For example, we may naively define $p \Vdash \pi \in \tau$ by transifine recursion as follows.

$p \Vdash \pi \in \tau$ iff $\{q \leq p : \exists \langle \sigma, r \rangle \in \tau (q \leq r \land q \Vdash \pi = \sigma) \}$ is dense below $p$.

In Friedman's "Fine Structure and Class Forcing", the explanation of why this doesn't work is that since $\mathbb{P}$ is a proper class, the quantifier complexity of the definition may increase with the ranks of $\tau$ and $\pi$. But I don't understand this explanation. Why does the complexity of the quantifiers matter in this definition?

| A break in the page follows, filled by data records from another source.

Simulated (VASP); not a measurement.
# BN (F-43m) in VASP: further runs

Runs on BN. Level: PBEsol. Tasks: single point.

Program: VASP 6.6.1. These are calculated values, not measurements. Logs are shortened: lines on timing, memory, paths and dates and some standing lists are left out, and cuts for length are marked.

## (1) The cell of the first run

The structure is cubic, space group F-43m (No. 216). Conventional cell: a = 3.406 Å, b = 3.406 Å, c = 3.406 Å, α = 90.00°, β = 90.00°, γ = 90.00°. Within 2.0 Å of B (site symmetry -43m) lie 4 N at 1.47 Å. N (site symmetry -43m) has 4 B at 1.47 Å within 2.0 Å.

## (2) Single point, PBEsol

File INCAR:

My own understanding is this. The definition uses a recursion on the class $\mathbb{P} \times \mathcal{L}_{\mathbb{P}}$ ($\mathcal{L}_{\mathbb{P}}$ is the forcing langauge), so this requires a set-like well-founded relation $R$ on $\mathbb{P} \times \mathcal{L}_{\mathbb{P}}$. But whenever $\sigma$ is in the domain $\tau$, then for every $q \in \mathbb{P}$, we would want $(q, \pi = \sigma)$ to be below $(p, \pi \in \tau)$ in the sense of $R$. Thus, there may not be such $R$ because $\mathbb{P}$ is a properclass.

Is my understanding correct? If so, what is the relation between Friedman's explanation and mine?